Larmor, Joseph
Larmor, Joseph
(b. Magheragall, County Antrim, Ireland, 11 July 1857; d Holywood, County Down, Ireland, 19 May 1942),
theoretical physics.
Larmor was the eldest son in a large family. His father gave up farming to become a grocer in Belfast in 1863 or 1864. A shy, delicate, precocious boy, Larmor attended the Royal Belfast Academical Institution; received the B.A. and the M.A. from Queen’s University, Belfast; and entered St. John’s College, Cambridge, in 1877. In 1880 he was senior wrangler in the mathematical tripos (J. J. Thomson was second), was awarded a Smith’s Prize, and was elected fellow of St. John’s. For the next five years Larmor was professor of natural philosophy at Queen’s College, Galway, then returned as a lecturer to St. John’s in 1885. He succeeded Stokes as Lucasian professor in 1903 and retired from the position in 1932. His health deteriorating, he returned to Ireland to spend his final years. He never married.
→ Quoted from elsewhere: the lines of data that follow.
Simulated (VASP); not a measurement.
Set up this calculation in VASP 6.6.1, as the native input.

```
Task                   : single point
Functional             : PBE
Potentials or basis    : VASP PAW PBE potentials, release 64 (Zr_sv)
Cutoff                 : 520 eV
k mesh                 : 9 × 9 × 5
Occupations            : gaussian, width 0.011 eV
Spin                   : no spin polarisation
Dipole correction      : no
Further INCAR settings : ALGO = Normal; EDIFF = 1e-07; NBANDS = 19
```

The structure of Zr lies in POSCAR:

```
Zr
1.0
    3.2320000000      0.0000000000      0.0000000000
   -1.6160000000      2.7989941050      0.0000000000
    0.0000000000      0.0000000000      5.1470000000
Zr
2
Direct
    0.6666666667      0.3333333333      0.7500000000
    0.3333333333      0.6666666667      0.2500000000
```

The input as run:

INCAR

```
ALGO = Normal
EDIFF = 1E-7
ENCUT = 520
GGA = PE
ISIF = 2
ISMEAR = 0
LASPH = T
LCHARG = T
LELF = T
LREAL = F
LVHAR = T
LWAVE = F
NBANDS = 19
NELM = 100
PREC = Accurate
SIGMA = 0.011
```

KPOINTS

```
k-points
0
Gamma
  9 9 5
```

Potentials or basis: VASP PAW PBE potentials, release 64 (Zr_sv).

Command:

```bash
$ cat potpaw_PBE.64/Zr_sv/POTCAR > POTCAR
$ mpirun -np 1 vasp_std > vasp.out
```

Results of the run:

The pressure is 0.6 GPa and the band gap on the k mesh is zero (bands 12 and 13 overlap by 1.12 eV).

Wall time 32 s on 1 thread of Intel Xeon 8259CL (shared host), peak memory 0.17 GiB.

Larmor became a fellow of the Royal Society in 1892 and served as a secretary from 1901 to 1912. From 1887 to 1912 he served on the council of the London Mathematical Society; he was president of this society in 1914-1915, having been at times vice–president and treasurer. The Royal Society awarded him its Royal Medal in 1915, and its Copley Medal in 1921, and he received the De Morgan Medal of the London Mathematical Society in 1914. Larmor was also awarded many honorary degrees and became a member of various foreign scientific societies. He was knighted in 1909. He represented Cambridge University in Parliament from 1911 to 1922. In his maiden speech in 1912 he defended the unionist position in the debate on Irish home rule. His major concern then and later was for education and the universities. Those who knew him report that Larmor was an unassuming, diffident man who did not readily from close friendships and whose numerous acts of generosity were performed without publicity. In the words of D’Arcy Thompson, “Larmor made few friends, perhaps; but while he lived, and they lived, he lost none.”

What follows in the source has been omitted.